The survey showed more than two-thirds of the participants believed sexual discrimination continues in the workplace.

The commission's Chairwoman Sophia Kao said Monday granting leave for new fathers would help reduce discrimination against working women who had to take leave after becoming pregnant.

The transport subsidy scheme, currently available only for full-time, low income employees, should be extended to cover part-timers since more than 60 percent of their ranks were made up of women, the commission said.

The study, which is the last in a series of surveys conducted between February and May in 2010 by the commission to gauge the status of women at home, work and social environments, found "most people still considered that the discrimination against women in the workplace was common," Kao said.

Discrimination came in the forms of differences in income and promotion prospects, as well as chances for employment for pregnant women and those responsible for the care of family members.

More than 70 percent of respondents thought men stood a better chance of promotion than women of similar age and abilities, Kao said.

"Family responsibility" was a major reason why some women did not seek employment, and why 25 percent of women surveyed "did not want themselves to be very successful" because they perceived "conflicts between commitment at work and family duties," Kao said.

Evely Ng, co-convener of the Women's Studies Research Centre at the University of Hong Kong, said the decision of whether to give up a career to become a family-care-giver is leading to depressed fertility rates among younger couples as both husbands and wives can not decide.

Ko said a glass ceiling, or invisible barrier against career advancement for women, was still present in Hong Kong.
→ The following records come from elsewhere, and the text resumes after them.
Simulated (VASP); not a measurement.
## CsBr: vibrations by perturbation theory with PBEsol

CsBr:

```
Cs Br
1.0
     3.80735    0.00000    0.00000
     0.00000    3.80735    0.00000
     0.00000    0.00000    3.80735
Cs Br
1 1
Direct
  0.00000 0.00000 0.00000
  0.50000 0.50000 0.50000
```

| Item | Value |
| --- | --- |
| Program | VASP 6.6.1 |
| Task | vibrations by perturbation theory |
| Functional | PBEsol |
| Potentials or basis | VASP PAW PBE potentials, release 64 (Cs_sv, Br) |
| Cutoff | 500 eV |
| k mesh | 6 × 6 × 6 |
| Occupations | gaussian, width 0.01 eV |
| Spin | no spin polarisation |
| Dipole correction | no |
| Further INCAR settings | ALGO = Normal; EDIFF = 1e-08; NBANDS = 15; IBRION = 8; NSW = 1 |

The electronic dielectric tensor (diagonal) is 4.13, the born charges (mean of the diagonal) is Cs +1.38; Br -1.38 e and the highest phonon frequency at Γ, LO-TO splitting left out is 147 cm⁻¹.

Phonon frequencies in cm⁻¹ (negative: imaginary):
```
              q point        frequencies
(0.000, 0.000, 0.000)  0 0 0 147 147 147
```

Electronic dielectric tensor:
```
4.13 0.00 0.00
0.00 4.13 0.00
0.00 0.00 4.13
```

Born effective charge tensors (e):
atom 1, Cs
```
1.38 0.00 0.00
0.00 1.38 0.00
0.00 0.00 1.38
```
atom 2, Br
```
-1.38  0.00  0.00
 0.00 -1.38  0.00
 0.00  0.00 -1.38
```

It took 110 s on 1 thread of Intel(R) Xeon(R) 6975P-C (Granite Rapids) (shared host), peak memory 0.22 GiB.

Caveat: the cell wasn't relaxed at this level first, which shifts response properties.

She said more than one-third of respondents did not prefer female managers or supervisors while more than 70 percent said men had better prospects for promotion.

According to the Census and Statistics Department, men made up 70 percent of managers and administrators in 2009.

Gender attitudes were more conservative among men, with 44 percent saying that a man's job was to earn money while the women's was to do housework and tend to the family, while only 34 percent of women agreed.

The commission will use the findings to formulate its Women's Development Goals, an action plan to bring greater equality between the sexes in the next five to 10 years.